Thousands of New South Wales and Victorian residents and small business owners have sought assistance from the National Debt Helpline and Small Business Debt Helpline as they struggle to make ends meet.
Both the national not-for-profit help lines are co-ordinated by Financial Counselling Australia (FCA), the peak body for financial counsellors.
“People are really struggling during these lockdowns,” says FCA’s chief executive Fiona Guthrie.
“We want people to know that financial counsellors care and are here to help. They provide independent and confidential advice to people in financial hardship,” Guthrie says.
Demand for hardship advice has increased dramatically over the past few months, with 80 per cent more calls made to the Small Business Debt Helpline in July than in May.
Among the top issues raised by small business owners is uncertainty about government grants and how to access them, not being able pay commercial leases and problems with debt collectors.
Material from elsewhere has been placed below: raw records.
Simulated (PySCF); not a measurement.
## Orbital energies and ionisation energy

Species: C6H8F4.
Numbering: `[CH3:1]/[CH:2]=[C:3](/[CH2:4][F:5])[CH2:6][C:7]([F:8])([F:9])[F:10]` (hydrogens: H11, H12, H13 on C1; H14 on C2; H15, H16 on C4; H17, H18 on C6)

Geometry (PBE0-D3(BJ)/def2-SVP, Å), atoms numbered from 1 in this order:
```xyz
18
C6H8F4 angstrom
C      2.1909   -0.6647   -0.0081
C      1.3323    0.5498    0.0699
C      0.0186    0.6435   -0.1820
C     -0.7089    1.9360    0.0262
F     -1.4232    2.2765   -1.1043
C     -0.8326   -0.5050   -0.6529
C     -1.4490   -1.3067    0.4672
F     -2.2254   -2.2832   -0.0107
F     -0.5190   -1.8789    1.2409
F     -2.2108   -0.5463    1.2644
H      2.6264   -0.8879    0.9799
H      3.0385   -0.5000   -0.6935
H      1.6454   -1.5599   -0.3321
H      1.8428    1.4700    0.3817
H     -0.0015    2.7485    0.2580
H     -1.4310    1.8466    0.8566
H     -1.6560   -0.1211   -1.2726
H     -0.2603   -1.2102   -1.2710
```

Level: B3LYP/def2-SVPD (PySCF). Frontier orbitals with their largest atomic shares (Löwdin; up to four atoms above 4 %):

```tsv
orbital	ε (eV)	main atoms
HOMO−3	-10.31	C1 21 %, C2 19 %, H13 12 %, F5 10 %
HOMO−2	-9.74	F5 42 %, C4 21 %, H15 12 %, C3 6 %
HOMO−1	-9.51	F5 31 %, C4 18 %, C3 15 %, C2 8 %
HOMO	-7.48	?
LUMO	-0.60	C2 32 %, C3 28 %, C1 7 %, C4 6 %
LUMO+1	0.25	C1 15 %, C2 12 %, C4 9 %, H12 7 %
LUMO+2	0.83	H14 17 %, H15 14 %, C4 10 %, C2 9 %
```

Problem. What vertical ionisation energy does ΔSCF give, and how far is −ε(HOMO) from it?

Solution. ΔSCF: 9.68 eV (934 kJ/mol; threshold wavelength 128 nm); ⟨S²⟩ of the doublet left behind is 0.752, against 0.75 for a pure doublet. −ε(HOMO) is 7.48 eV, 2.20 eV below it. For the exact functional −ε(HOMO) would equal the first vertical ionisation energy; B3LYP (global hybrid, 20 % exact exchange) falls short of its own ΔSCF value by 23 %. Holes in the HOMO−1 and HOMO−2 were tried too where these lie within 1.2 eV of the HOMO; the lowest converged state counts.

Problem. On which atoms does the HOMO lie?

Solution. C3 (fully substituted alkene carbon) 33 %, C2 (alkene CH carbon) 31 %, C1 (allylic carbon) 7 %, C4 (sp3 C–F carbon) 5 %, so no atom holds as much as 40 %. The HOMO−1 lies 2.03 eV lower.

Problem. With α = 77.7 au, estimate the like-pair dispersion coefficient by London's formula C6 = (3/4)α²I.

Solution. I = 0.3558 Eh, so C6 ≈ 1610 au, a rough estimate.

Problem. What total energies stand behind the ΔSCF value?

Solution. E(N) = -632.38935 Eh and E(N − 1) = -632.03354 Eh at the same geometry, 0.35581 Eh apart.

Calls to the National Debt Hotline have not increased quite so dramatically, but visits to its website from the start of the year to the end of July are 25 per cent higher than the same period last year, when there were also lockdowns. There were more than a quarter of a million website visits from January 1 to July 31.
The top reasons for calls included mortgage arrears and how to obtain hardship arrangements with lenders, advice on rent arrears, credit card debt, utility bills, separation and family violence.